Five Finger Death Punch have become a household name in the world of metal music. Formed in 2005, they quickly shot to the top of the modern metal scene. Their latest album: “And Justice for None”, their 7th in a little over 10 years, attempts to re-establish them at the top of the mountain after a couple of years of controversy, mainly involving singer Ivan Moody. Whether you love them or hate them, you can’t argue with their work rate. They make catchy, melodic metal music, and this album is no different.


The expected trademarks are present from the start; beefy guitar riffs, ominous sounding vocals, tight thumping drums. Subtlety is not their strong suit. But why should it be?. “Fake” is a smack in the face with everything that makes Five Finger Death great. It gets your foot stomping and your head banging and it’s a great way to kick off the album.
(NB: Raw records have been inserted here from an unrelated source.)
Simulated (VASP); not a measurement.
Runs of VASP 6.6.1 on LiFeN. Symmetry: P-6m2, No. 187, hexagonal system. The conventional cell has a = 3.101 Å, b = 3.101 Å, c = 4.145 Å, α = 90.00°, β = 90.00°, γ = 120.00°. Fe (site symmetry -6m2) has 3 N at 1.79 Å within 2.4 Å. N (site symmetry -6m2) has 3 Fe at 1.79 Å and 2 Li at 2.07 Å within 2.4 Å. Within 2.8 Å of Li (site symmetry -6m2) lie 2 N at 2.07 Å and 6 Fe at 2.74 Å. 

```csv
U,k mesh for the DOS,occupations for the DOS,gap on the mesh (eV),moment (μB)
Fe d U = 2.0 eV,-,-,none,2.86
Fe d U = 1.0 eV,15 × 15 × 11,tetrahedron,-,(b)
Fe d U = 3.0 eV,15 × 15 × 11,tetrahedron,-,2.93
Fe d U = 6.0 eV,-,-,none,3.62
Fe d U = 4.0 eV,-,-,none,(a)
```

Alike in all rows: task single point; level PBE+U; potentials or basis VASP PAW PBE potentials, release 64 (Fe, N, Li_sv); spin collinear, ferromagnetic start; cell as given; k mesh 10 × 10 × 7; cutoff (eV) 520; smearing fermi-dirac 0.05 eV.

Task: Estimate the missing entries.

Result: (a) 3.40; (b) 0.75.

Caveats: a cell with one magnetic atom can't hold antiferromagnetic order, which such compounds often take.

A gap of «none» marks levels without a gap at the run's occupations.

The album features two cover songs, each one vastly different from the other, but both very good. The first, “Blue on Black”, originally by Kenny Wayne Shephard, is a bluesy, southern rock song that wouldn’t sound out of place on a Black Stone Cherry record. It’s catchy, it’s got a great chorus (it’s essentially a pop song), and shows the range of the band. Specifically Ivan Moody, whose voice is utilized in a variety of different styles throughout the album, all of which he pretty much nails. Whether he’s wailing away in songs like “Top of the World”, or showing off his clean voice in power ballads like “I Refuse”. Even his pseudo ‘Rapping’ in “Sham Pain” is impressive. His ability to switch between these styles at a moment’s notice is testament to his skill as a vocalist.

The second cover is of The Offspring’s “Gone Away”. On paper this is a really strange pairing, but it really works. It’s atmospheric, melancholic, and there’s a great guitar solo on display. Again, Moody’s vocals impress.


Much of the lyrics deal with Moody’s hatred of either the rest of the world, or himself. It’s very angsty and at times a little on the nose. “Sham Pain” is literally a rant about the things he doesn’t like, the people who don’t like him and the difficulties of being a success in the music industry. It just felt petty, unnecessary and way too literal. “Fake” uses so many f-bombs you lose count. It’s like when a kid finds out about “bad words” and uses them in every other sentence to sound cool. The lyrics aren’t bad, but I think they’re cheapened by excessive swearing.


The guitar playing on And Justice For None is fantastic. “Top of the World” has chunky, groovy riffs throughout. As does “It Doesn’t Matter”. Similar to Moody’s ability to experiment with different vocal styles, the guitarists also show incredible range. The Acoustic guitar solo on “I refuse” is exceptional. The bluesy solo on “Blue on Black” is also great, but if more traditional shredding is your thing, look no further than “Stuck in my Ways”.


Towards the end of the album, we get a couple of ‘in-between’ songs. They’re not ballads, but they’re not the typical fast metal songs either. They’re not the strongest songs but the breakdown section of “Bloody” is. It’s absolutely dripping with groove and, although it’s brief, it’s one of the highlights of the album for me.


And Justice For None is a very solid offering. The diversity shown on each song is brilliant. Five Finger Death Punch are willing to experiment with a variety of different styles that, in theory, shouldn’t work. But they make it work. They’re able to mix and match genres with a fluidity that is rarely seen, all while maintaining the integrity of the band and what makes the band great. Sure, the lyrics are cheesy, and it may get a little long-winded towards the end. But overall the album does everything it’s supposed to, and much more.